Stable isotope results were pooled for emergent aquatic insects, such that values for ADE and TP represented the average value for each study reach. Mean emergent aquatic emergent TP across all taxa and study reaches was 2.62 (SD = 0.59, Table 1), ranging from 1.14 at Sycamore to 3.08 at Sharon and Rush (Supplementary Table 6). Overall, emergent aquatic insects relied on ADE for 0.32 (SD = 0.13) of their nutritional needs, with the remaining 0.68 coming from terrestrially derived energetic pathways (Table 1).

Tetragnathid spider density ranged from 0.01 m^–1 at Kempton to 0.25 m^–1 at Wetlands ( $\bar{x}$ = 0.1 m^–1, SD = 0.07 m^–1; Table 1 and Supplementary Table 7), both of which were highly urbanized. Tetragnathid reliance on ADE was generally less than 0.50 ( $\bar{x}$ = 0.36, Table 1), though variable (SD = 0.11; Table 1), ranging from near 0.20 at Sycamore to 0.56 at Big and Leeds (Supplementary Table 7). Tetragnathid TP ranged from 0.93 (Cole) to 4.03 (Leeds; Table 1 and Supplementary Table 7). Tetragnathid TP was not significantly associated with emergent aquatic insect TP (R² = 0.06, F = 1.15, p = 0.300), but tetragnathid ADE was positively correlated with emergent aquatic insect ADE (R² = 0.44, F = 13.59, p = 0.002; Figure 3A). Tetragnathid δ¹³C was also positively correlated with aquatic insect δ¹³C (R² = 0.20, F = 4.55, p = 0.047; Figure 3B), further suggesting a nutritional dependence of spiders on aquatic emergent insects.

FIGURE 3

Figure 3. Relationships between (A) emergent aquatic insect aquatically derived energy (ADE) and tetragnathid spider ADE (R² = 0.44, F = 13.59, p = 0.002); (B) emergent aquatic insect and tetragnathid spider δ¹³C (R² = 0.20, F = 4.55, p = 0.047); and (C) emergent aquatic insect trophic position (TP) and tetragnathid spider TP (R² = 0.06, F = 1.16, p = 0.297). Shaded area indicates 95% confidence interval.

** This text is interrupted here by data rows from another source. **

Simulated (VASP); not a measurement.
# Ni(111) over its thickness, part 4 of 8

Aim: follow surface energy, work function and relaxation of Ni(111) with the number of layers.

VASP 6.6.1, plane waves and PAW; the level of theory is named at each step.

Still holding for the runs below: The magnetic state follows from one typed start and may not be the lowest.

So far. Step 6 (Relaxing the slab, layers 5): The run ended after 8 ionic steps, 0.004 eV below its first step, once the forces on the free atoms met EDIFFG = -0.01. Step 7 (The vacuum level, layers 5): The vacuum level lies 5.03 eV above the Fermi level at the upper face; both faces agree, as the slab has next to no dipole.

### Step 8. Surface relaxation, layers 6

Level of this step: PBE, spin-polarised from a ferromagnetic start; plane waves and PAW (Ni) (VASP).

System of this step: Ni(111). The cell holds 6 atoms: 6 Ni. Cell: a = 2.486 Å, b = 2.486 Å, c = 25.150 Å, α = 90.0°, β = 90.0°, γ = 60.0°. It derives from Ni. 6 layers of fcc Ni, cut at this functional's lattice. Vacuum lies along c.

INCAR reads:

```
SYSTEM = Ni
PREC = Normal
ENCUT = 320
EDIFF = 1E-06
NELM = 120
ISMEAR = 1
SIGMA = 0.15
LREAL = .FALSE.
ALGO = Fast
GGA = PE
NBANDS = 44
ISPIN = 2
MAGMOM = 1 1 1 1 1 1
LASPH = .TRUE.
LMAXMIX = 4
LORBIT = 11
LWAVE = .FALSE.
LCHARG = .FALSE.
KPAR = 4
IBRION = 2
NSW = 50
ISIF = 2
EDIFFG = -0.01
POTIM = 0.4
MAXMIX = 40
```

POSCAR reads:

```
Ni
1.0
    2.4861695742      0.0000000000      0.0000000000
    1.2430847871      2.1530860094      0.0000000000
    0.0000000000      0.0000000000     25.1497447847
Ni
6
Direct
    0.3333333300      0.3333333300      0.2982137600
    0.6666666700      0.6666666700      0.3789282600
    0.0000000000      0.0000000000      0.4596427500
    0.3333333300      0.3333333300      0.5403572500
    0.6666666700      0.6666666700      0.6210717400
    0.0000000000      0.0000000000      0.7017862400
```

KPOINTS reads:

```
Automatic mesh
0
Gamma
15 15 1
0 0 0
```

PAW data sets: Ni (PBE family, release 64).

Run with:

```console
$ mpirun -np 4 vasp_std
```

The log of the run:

Predictors of Emergent Aquatic Insect Fluxes

The null model was the best supported model (ΔAICc = 0) for emergent aquatic insect TP, and no variables included in strongly supported (ΔAICc < 2) models were significant for aquatic insect TP (Table 2). All other emergent aquatic insect models had non-null models with the strongest support (ΔAICc = 0). Bankfull discharge was featured in supported models of emergence rate (Figure 4A) and family richness (negative relationships) and evenness (positive relationship; Table 2). Sinuosity displayed positive relationships with emergence rate, family richness, % EPT, and ADE (Table 2). The concentration of TDS was the predominant factor in supported models of diversity (Figure 4B) and % Chironomidae (positive relationships) and evenness (negative relationship; Table 2). Total dissolved solids was also a salient predictor in several strongly supported models of emergence rate (positive relationship) and % EPT (negative relationship; Table 2).

TABLE 2

Table 2. Model results with AICc < 2 (excluding those with uninformative parameters) from general (normal distribution for evenness, % EPT, % Chironomidae, TP, and ADE) and generalized (lognormal distribution for emergence rate [no. m⁻² day⁻¹] and family richness; gamma for diversity [H’]) linear models with hydrogeomorphic characteristics as predictors of emergent aquatic insect flux metrics.

FIGURE 4

Figure 4. Example bivariate relationships from models presented in Tables 2, 3. (A) Log bankfull discharge and log emergent aquatic insect emergence rate. (B) Log total dissolved solids and emergent aquatic insect diversity (H’) on a Gamma scale. (C) Log entrenchment ratio and log tetragnathid density. (D) Log sinuosity and log tetragnathid trophic position. Shaded area indicates 95% confidence interval.

TABLE 3

Table 3. Model results with AICc < 2 (excluding those with uninformative parameters) from generalized linear models (using lognormal distributions) for tetragnathid spider characteristics with hydrogeomorphic, emergent aquatic insect, riparian vegetation, and chemical water-quality characteristics as predictor variables.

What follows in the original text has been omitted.